In an era marked by global upheaval, designer and Graphis Master Kit Hinrichs continues to wield the power of protest posters to address critical issues. From historical movements to contemporary crises, Kit’s dedication to visual storytelling remains unwavering. Recent events like the invasion of Ukraine and the Iranian protests following Mahsa Amini’s tragic death highlight the enduring relevance of protest posters in our digital age. These tangible expressions of dissent serve as potent tools for communication and mobilization during transformative times.
Through initiatives like “Designers for Peace” (above, left) and the slogan “Woman. Life. Freedom.” (above, right), Kit, alongside designers Carrie Cheung and Taylor Wega, demonstrates how protest posters remain vital for raising awareness and advocating for change. As the principal and creative director of Studio Hinrichs, his legacy embodies the lasting impact of visual storytelling in the pursuit of justice and social progress.
By: Kit Hinrichs
For generations, designers, artists, and photographers have responded to the injustices throughout history, from World War I and II to the Civil Rights Movement to the Vietnam War, with the one tool they have—visual storytelling.
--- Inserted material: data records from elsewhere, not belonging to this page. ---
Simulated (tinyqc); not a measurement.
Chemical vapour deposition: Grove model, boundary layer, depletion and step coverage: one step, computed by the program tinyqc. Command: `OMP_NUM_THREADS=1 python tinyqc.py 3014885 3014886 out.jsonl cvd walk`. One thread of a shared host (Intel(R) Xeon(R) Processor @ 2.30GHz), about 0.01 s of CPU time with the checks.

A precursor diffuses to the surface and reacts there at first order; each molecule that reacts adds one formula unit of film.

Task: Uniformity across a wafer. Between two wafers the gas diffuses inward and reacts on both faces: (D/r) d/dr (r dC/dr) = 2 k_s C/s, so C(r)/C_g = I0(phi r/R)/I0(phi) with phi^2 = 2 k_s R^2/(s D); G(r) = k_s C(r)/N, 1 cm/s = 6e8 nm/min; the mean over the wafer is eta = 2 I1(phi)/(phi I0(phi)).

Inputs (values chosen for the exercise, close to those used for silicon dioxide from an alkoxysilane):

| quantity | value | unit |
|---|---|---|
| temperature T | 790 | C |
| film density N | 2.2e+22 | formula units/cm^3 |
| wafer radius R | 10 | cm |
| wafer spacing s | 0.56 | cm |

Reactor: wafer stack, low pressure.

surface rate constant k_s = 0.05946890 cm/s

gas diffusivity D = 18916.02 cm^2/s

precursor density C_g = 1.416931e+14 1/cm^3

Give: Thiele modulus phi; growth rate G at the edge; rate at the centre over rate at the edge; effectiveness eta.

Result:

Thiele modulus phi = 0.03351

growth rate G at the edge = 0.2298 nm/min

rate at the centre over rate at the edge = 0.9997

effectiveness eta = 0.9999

In many cases, it may be the only way we can attempt to steer the course of these monumental events at home or abroad. Two such important incidents happened in 2022: the Russian invasion of Ukraine on February 24, 2022, and the protests in Iran following Mahsa Amini’s death while in police custody on September 16, 2022.
I was so incensed by Putin’s war that I initiated a collaboration with B. Martin Petersen, publisher of Graphis, to create the Designers for Peace call for entries. Our intent was to not only create a strong poster series by gathering submissions from designers around the world but to also raise funds for the people of Ukraine by sending the proceeds to the World Central Kitchen and International Relief teams. Hundreds of designers from over 30 countries responded with a spectacular array of solutions, drawing attention to the plight of the Ukrainian people.
An international group of award-winning designers juried the competition. From the hundreds submitted, a select 60 were shown in a series of poster exhibitions held in the United States, Mexico, Canada, and South Korea. A catalog was also created for the exhibition, which included the platinum and gold winners.
Simultaneously, I was asked by a dissident from Iran to join him and a global collection of designers in expressing support for the women of Iran in their fight to correct a political injustice within their own country. The only requirement of the design brief was the use of the phrase “Woman. Life. Freedom.” Those simple words became an international rallying cry to the Iranian government to address the cries of their citizens and bring back civility to the women within their country.
The work of the designer in drawing attention to social issues does not diverge far from client-focused work. Our work is still to tell compelling visual stories and move our audiences to action.
Kit Hinrichs served as principal in several design offices and spent 23 years as a partner of Pentagram before opening Studio Hinrichs in 2009.
Kit’s work is included in the permanent collections of the MoMA, New York and San Francisco, the Los Angeles County Museum of Art, and the Letterform Archive. In addition to his recent book, Narrative Design, he has co-authored five books, including Typewise, Long May She Wave, and The Pentagram Papers. He co-founded @issue: The Journal of Business and Design. Kit has chaired the AIGA Business Conference and the San Francisco Design Lecture Series. He is a member of the Alliance Graphique Internationale and an AIGA medalist.